He is Joseph Klibansky, a new media artist born in South Africa in 1984, but based in the Netherlands. She is a car that needs no introduction: the award-winning 458 Italia. Her sinuous curves have turned many heads, and the young artist fell passionately for her charms. Indeed, he decided to employ her as a unique canvas for his art, which uses innovative techniques combining digitally manipulated photographs with painting. The Official Ferrari Magazine caught up with Klibansky, fresh from the success of his first Italian exhibition at the Palazzo Franchetti in Venice, after a day spent at Maranello, which he called ‘the Holy Grail’, the place where the car is kept. The place where Ferraris are made.
THE OFFICIAL FERRARI MAGAZINE: How did your Ferrari passion begin?
JOSEPH KLIBANSKY: It is linked to my childhood. My father had a clothes shop. When he placed large orders for goods, he received a scale model of a car as a present. So I had my first Ferrari at the age of five. I was mesmerised. I looked inside the vehicle to imagine what it would like be to sit behind the wheel of a car like that. Just a few days ago I had a very similar experience: a mum approached my Ferrari with her little two-and-a-half-year-old. ‘My son loves this car. Do you mind if he has a look?’ I didn't have to think twice and let him sit in the passenger compartment. And at that moment I realised that I was looking at the purest and most magical thing in the world.

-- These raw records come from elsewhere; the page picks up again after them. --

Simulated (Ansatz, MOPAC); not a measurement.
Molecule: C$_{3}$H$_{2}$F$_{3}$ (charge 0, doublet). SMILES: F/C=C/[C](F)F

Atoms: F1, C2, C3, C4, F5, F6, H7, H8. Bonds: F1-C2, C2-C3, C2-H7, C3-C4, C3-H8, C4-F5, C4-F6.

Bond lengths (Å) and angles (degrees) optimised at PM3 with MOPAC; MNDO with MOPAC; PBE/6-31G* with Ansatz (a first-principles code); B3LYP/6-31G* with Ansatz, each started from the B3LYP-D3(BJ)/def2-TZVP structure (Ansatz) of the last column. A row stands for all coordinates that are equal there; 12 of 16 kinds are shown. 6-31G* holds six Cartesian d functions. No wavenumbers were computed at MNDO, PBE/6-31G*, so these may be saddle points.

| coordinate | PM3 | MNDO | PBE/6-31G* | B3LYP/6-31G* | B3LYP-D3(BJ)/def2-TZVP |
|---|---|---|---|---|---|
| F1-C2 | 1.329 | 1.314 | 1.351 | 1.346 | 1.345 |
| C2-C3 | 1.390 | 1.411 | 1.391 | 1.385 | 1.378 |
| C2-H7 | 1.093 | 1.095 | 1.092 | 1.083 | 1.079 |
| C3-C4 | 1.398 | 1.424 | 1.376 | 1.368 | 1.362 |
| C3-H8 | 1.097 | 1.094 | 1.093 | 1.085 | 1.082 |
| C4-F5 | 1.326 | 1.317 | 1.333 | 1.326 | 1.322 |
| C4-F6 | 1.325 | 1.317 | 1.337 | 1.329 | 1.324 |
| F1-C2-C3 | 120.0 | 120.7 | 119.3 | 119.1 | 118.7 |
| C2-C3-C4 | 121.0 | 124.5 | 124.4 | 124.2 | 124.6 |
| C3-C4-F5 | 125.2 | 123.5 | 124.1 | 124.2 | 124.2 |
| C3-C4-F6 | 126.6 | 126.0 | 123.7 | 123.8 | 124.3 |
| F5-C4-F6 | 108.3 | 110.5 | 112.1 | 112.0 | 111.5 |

Because a child knows nothing about the world, yet he recognised that car. This is the strength of the Ferrari passion.
TOFM: What does Ferrari mean for Joseph Klibansky?
JK: Freedom. When I drive my Ferrari my mind is free. I listen to the sound of the engine; I feel the beauty and quality of the materials... I have a break from everyday life. I find inspiration.
TOFM: Your love for the Prancing Horse is so strong that you used your 458 Italia as a real canvas, creating an art car. Can you tell us about this project?
JK: The perfection of the bodylines of the 458 represented a “new universe” in which to exhibit my art. I wanted to combine automotive art with my artistic expression in a new dimension. I imagined myself behind the wheel of a kind of utopia. But I also wanted to bring art to the people, around the world, from Amsterdam to the most hectic metropolises. And I would say that I have succeeded. Everywhere the result is always the same: as it passes by it is as if someone has pushed the slow motion button. Time slows down! People stop. They stop what they are doing. And they look. This is because it is a Ferrari. There could be no better way to do what I like most – that is to use my art to tell real stories that speak to the public.
TOFM: What do you think of the growing role of technology in everyday life? And how does technology influence your art?
JK: I think that an artist's works reflect the cultural spirit of the era in which he lives. When the public sees his works in a hundred years, I imagine it will want to understand what it really meant to live at that time. Personally I think that technology is functional to my way of making art, because it allows me to really represent our age.
TOFM: How long did it take for you to complete this art car?
JK: About four months. Although in fact I would say much longer because I used the paintings produced over the last five to six years, taking the best elements and combining them in a new work of art. It's a kind of overview of my artistic production exhibited on bodywork. But this art car is only the first version: I’m experimenting with new materials because I would like a permanent version, less sensitive to ultraviolet light.
TOFM: What is your opinion of the 458 Italia? And the California T as well, given that you also own one of those…
JK: The 458 Italia is my first love, my first real Ferrari! It is the technological apex of a certain era. It is something special. It transmits such power, like a tiger. But the California T with its turbo engine also has a lot of power: a beautiful car, perfect for long journeys.